He was responding to reports that insurers will not be allowed to enter the pension funds sector on their own and entry will be permitted only via subsidiaries or joint ventures.
The IRDA chairman said it will create a conflict of interest if two regulators are going to monitor the action -- IRDA for payouts and the proposed Pensions Regulatory and Development Authority for contributions to pension schemes.
In developed countries except in Singapore, there is a single regulator for both life and pension, Rangachary said.
In India, only a life insurance company can offer an annuity, he said. "When you talk of pension, which is nothing but an annuity, insurance companies are better equipped to collect funds, accumulate them, invest them and pay out at designated dates.
Running a pension business involves a long time-span and requires investment expertise. The life companies proved that they have both," Rangachary said.
The pension companies need to revaluate their liabilities from time to time, match the liability and take into account the investment income, be in a position to reward their investors well, he said.
Because of the long time period involved, the new companies might find it difficult to match their investments and liabilities.
In addition to this, investors of these policies will not be content with less than average returns while the average real returns will be lower because of the various imponderables like investment norms laid down by the new authority, he said.
"If you are going to have a pension fund manager within a life company, it severely restricts his activity to accumulation, gives him enough time to invest in a manner which will enhance the return on investment.
He can invest the money in as risky an investment as the customer wants, or he can go for a whole government bonds investment or a combination.
So what will happen is you can convert these investments into a larger principal than what you get in an insurance policy. The larger the principal sum is, the larger will be the pension," he said.

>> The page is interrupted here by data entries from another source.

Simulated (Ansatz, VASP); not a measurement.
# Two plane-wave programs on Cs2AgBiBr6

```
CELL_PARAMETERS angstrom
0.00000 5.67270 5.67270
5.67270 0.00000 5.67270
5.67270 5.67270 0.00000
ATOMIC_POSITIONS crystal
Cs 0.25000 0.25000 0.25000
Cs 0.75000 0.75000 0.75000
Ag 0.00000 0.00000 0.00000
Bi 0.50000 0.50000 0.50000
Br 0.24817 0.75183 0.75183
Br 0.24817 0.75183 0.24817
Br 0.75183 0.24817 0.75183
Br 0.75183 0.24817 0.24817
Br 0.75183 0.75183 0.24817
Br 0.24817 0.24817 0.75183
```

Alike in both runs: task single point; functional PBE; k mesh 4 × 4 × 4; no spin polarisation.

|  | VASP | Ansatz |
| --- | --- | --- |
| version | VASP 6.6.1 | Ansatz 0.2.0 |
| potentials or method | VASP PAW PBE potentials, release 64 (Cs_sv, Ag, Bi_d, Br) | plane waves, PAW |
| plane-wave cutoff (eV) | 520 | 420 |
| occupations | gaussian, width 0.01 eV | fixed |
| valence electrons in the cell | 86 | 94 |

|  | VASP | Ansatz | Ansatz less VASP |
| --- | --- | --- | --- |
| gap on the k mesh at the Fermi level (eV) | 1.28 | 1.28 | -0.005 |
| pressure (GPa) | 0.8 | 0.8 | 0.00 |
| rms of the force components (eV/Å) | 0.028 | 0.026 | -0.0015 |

"There are charges that life companies do not know how to manage their funds and they do not have investment expertise But, I would like to ask which company had as much investment as the LIC has.
All these asset management companies put together do not have even 10 per cent of the LIC's corpus, which is at Rs 2,40,000 crore (Rs 2,400 billion) and the corporation invests about Rs 30,000 crore (Rs 300 billion) afresh every year in the market," he said.